Transportation funds headed to Warren, Claiborne counties
Published 12:00 am Friday, February 8, 2002
[02/06/02]Warren County will get nearly $1 million and Claiborne will get $8 million in transportation funds allocated by Congress in December.
Claiborne’s money, funneled through the Mississippi Department of Transportation, is for construction of a road to provide easier access to the Grand Gulf Nuclear Station north of Port Gibson. The total price tag for the road is $10 million. The remaining $2 million will have to be raised by the county.
The proposed road will extend from U.S. 61 north of Port Gibson to the Port of Claiborne County on the Mississippi River. It will leave U.S. 61 near Mississippi 18 and terminate near Bald Hill Road. The precise route has yet to be determined.

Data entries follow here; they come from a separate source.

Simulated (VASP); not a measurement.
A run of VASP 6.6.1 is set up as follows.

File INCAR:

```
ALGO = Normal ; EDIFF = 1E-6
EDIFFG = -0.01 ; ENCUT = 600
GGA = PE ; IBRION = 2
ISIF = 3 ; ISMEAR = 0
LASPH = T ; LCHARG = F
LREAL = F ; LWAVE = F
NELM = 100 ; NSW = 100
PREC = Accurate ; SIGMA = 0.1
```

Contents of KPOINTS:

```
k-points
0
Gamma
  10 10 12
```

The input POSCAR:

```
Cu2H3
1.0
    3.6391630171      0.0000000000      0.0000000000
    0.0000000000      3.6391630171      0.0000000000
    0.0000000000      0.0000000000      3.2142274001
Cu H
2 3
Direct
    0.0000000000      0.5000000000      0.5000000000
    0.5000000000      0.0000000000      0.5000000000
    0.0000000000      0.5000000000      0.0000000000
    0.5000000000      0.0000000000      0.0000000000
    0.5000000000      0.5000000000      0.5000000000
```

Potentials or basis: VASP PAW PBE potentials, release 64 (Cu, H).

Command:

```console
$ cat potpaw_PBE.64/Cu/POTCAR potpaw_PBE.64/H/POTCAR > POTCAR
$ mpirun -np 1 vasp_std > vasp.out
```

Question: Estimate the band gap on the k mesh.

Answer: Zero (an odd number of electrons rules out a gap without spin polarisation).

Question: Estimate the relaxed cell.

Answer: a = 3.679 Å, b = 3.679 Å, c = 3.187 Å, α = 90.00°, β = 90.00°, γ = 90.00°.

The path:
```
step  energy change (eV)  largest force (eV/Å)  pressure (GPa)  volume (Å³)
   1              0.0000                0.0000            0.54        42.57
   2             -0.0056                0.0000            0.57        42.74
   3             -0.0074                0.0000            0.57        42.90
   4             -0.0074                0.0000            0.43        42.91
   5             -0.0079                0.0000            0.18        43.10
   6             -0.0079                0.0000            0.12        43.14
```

Part of Warren County’s money, $500,000, will help the county replace the present boat and barge for the Kings Point Ferry with an improved one, said John McKee, county engineer.
“We want to get rid of that cable if we can,” McKee said.
Monday, he received authorization from the Warren County Board of Supervisors to seek a consultant to help write the specifications so the county can advertise for bids.
That all has to happen soon, McKee said. “We have to have that money committed by the end of September.”
Kings Point is land northwest of downtown Vicksburg that is cut off from the rest of the county by the Yazoo Diversion Canal. The existing cable-guided ferry provides the only link for farmers, hunters and timber crews that own or lease most of the island.
The other portion of the county’s share is $400,000 for a study of the feasibility of adding another 80 acres to the E.W. Haining Industrial Center, said Jimmy Heidel, executive director of the Warren County Port Commission.
The Port of Vicksburg and industrial land, known as the Harbor Project, was built in the early 1960s to create sites with access to the Mississippi River. It was supposed to fill up in 25 years, but all sites were taken in 15. Another slack water harbor canal was dredged toward the north from the west end of the original park and a few more acres of flood-free industrial land was built up. That has now been filled.
“What will probably happen is that MDOT will contract with the (U.S. Army) Corps of Engineers for the study since they are involved in the river, the environment and permits anyway,” Heidel said.
Tentatively, the extension will be built north from the earlier extension.